Gulf states to continue managing anglers’ red snapper catch
NEW ORLEANS (AP) — The group that manages Gulf of Mexico fishing in federal waters says states can keep managing anglers’ catch of red snapper after this year. The popular sport and table fish is still recovering from nearly disastrous overfishing.
The Gulf of Mexico Fisheries Management Council announced the decision Thursday in Biloxi, Mississippi.
Louisiana’s Department of Wildlife and Fisheries called the decision a major victory for the state’s private anglers.
Environmental groups said, however, that more work was needed to prevent overfishing because each state counts its recreational catch differently. That makes it “difficult to know just how much fishing for red snapper is actually occurring across the Gulf,” said Meredith Moore of the Ocean Conservancy.
“We think it really could work. But the really technical data issue has got to be cracked,” she said.
Sepp Haukebo, manager of private angler reform for the Environmental Defense Fund, expressed cautious optimism.
“As a Gulf angler myself I am hopeful, but guarded as we move toward a solution that should allow us to spend more time fishing for red snapper and less time arguing over them,” he said in a news release.
Louisiana officials say the data, despite the limitations, is an improvement over previous National Oceanic and Atmospheric Administration fisheries data, and the states are working to improve it still more.
“Each state’s data collection program has been certified or otherwise accepted by NOAA Fisheries and the Gulf Council as the best scientific information available,” Patrick Banks, Louisiana’s assistant secretary of fisheries, said in a statement emailed to The Associated Press.

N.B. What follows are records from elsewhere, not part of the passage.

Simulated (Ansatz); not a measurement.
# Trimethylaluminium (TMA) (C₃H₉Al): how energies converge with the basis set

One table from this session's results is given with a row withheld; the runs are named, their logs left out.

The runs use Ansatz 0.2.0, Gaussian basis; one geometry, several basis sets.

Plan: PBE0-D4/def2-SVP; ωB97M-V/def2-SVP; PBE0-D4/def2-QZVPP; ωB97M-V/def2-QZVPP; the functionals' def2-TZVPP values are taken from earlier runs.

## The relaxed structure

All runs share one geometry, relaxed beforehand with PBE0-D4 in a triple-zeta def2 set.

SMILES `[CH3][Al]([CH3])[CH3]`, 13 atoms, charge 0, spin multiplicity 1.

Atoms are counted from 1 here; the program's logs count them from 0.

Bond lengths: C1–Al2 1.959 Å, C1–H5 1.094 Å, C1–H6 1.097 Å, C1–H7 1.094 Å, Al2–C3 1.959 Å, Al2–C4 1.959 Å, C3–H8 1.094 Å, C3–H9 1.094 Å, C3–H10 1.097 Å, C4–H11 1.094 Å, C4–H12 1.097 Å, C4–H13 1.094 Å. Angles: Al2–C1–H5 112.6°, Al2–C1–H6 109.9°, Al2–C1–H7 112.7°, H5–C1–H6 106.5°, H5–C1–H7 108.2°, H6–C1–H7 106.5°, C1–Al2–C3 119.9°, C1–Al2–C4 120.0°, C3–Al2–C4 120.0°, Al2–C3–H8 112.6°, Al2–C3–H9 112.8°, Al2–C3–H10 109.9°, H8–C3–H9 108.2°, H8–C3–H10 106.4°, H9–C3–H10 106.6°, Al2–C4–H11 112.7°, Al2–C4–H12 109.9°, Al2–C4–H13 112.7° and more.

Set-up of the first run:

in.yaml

Red snapper has been a hot issue in the Gulf, with seasons getting shorter and shorter as fish got bigger and more numerous. In 2017, the Trump administration extended a three-day season to 42 days, even though regulators said the extension could add up to six years to the time required for red snapper stocks to recover.
Last year, regulators agreed on a two-year pilot program under which each state sets dates for and keeps tabs on the recreational red snapper catch in federal waters off its coast. If approved by the U.S. commerce secretary, this would become official policy.
The federal government still regulates commercial and charter boat catches.
Although charter boat captains aren’t affected, Shane Cantrell, executive director of the Charter Fisherman’s Association of Surfside, Texas, called the decision awesome.
“It’s been very much needed, and I think the states are best positioned to regulate the private anglers,” he said.
Each year, commercial boats are allocated 51% of the total quota for red snapper. Private anglers are allocated about 58% of the remainder, with the rest available for charter boats. This year, 2.8 million pounds (1.3 million kilograms) are available to people who go out in chartered fishing boats, with nearly 4.3 million pounds (1.9 million kilograms) for anglers on their own.
And while the recreational anglers’ quota used to be Gulf-wide, it is now divided by state, with each state responsible for setting the dates for each season.
Any Gulf state that goes over its quota will have it subtracted from the following year’s quota. If it catches less, the uncaught amount can be carried over, Louisiana’s news release said.
Banks said the Gulf-wide system often hurt Louisiana anglers because better weather off Florida, Alabama, and Mississippi gave anglers there a better chance.
“Now we have a certain amount of fish reserved just for us,” he said in the news release. “Our Wildlife and Fisheries Commission sets the season for our anglers to catch that set amount of fish and they can set that season whenever they want that best fits our anglers and ensures responsible harvest levels.”